Palantir Stock Investors Just Got Good News from President Trump and the U.S. Government


Palantir Technologies (PLTR 0.60%) stock is down 30% from its record high, partly due to concerns about its valuation but also because some investors have rotated away from risky growth stocks in favor of safer assets amid economic uncertainty created by the Iran conflict.

Palantir has a long history of building software for the U.S. government, especially defense and intelligence agencies. In early April, President Trump gave the data analytics company a shoutout on social media, saying, “Palantir Technologies (PLTR) has proven to have great war fighting capabilities and equipment. Just ask our enemies.”

Beyond praise from the president, which accompanied reports that the U.S. military is using Palantir’s software to identify targets in Iran, investors recently got more good news about the company’s government business. Here are the important details.

The Palantir logo on a transparent black background that shows an office building.

Image source: The Motley Fool.

Palantir’s government businesss is expanding beyond defense and intelligence agencies

In February, the Department of Homeland Security (DHS) awarded Palantir a five-year BPA (blanket purchase agreement) worth up to $1 billion. The deal will let agencies like Customs and Border Protection (CBP) and Immigration and Customs Enforcement (ICE) quickly provision Palantir software and services without the traditional competitive bidding process.

Importantly, the contract could also expand Palantir’s reach into other DHS agencies, such as the U.S. Secret Service (USSS), Federal Emergency Management Administration (FEMA), Transportation Security Administration (TSA), and Cybersecurity and Infrastructure Security Agency (CISA), according to Wired.

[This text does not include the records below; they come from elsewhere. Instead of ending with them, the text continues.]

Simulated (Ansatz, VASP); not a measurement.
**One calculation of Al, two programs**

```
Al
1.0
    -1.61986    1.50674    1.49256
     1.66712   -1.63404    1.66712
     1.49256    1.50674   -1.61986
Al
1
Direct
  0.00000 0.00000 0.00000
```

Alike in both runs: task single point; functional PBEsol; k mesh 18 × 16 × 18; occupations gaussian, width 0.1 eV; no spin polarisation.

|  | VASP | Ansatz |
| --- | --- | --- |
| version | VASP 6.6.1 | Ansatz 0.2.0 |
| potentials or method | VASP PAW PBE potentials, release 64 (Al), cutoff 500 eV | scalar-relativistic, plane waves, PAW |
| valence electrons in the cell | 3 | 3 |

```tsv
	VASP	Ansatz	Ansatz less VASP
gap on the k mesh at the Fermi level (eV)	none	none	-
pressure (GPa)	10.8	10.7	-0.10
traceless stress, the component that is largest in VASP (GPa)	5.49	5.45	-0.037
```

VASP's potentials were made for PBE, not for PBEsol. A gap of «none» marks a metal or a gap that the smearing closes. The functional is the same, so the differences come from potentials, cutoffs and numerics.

In April, the U.S. Department of Agriculture (USDA) awarded Palantir a $300 million BPA to help the agency modernize service delivery to farmers and government field staff. Palantir will provide operational software that will “give USDA the visibility and speed needed to safeguard our food supply,” according to USDA CIO Sam Berry.

Additionally, Bloomberg recently reported that Palantir was one of three finalists competing for a Federal Aviation Administration (FAA) contract worth up to $32.5 billion. The company selected will design air traffic management software that will use artificial intelligence (AI) to predict problems and proactively adjust departure times to avoid potential incidents.

These deals are consequential for two reasons. First, they indicate Palantir’s government business (which accounts for more than half of total revenue) is still growing. Second, they demonstrate Palantir can win government business beyond its long-standing relationships with the Department of Defense and the intelligence community.

Most Wall Street analysts think Palantir stock is undervalued

Palantir says its unique software architecture gives it an edge in operationalizing AI. Whereas most analytics tools are built around charts and tables, Palantir’s platforms revolve around a complex decision-making framework called an ontology, which is more conducive to driving operational efficiency and productivity.

Morgan Stanley analyst Sanjit Singh sees Palantir emerging as one of the dominant platforms in enterprise software due to its ontology and use of forward-deployed engineers, which work directly with clients to develop custom software features. The company is well positioned to “maintain a competitive differentiated moat in this agentic AI super cycle,” he wrote in a recent note.

Palantir reported exceptional financial results in the fourth quarter. Revenue increased 70% to $1.4 billion, the 10th straight acceleration, and non-GAAP (generally accepted accounting principles) net income rose 79% to $0.25 per diluted share. Also, the company achieved a Rule of 40 score of 127%, which measures the sum of its revenue growth and adjusted operating margin. Values above 40% are viewed as healthy, but 127% is simply incredible.

Strong financial results prompted several analysts to raise their forward earnings estimates for Palantir over the next two years. The Wall Street consensus now says adjusted earnings will grow at 57% annually through 2027, according to LSEG. Even so, the current valuation of 195 times earnings is expensive.

Nevertheless, analysts generally think the stock is undervalued. Palantir currently has a median target price of $200 per share, which implies 37% upside from its share price of $146. I think investors can buy a small position today, provided they are comfortable with this knowledge: Despite strong execution, Palantir is a very expensive stock, meaning any bad news could cause shares to sink sharply.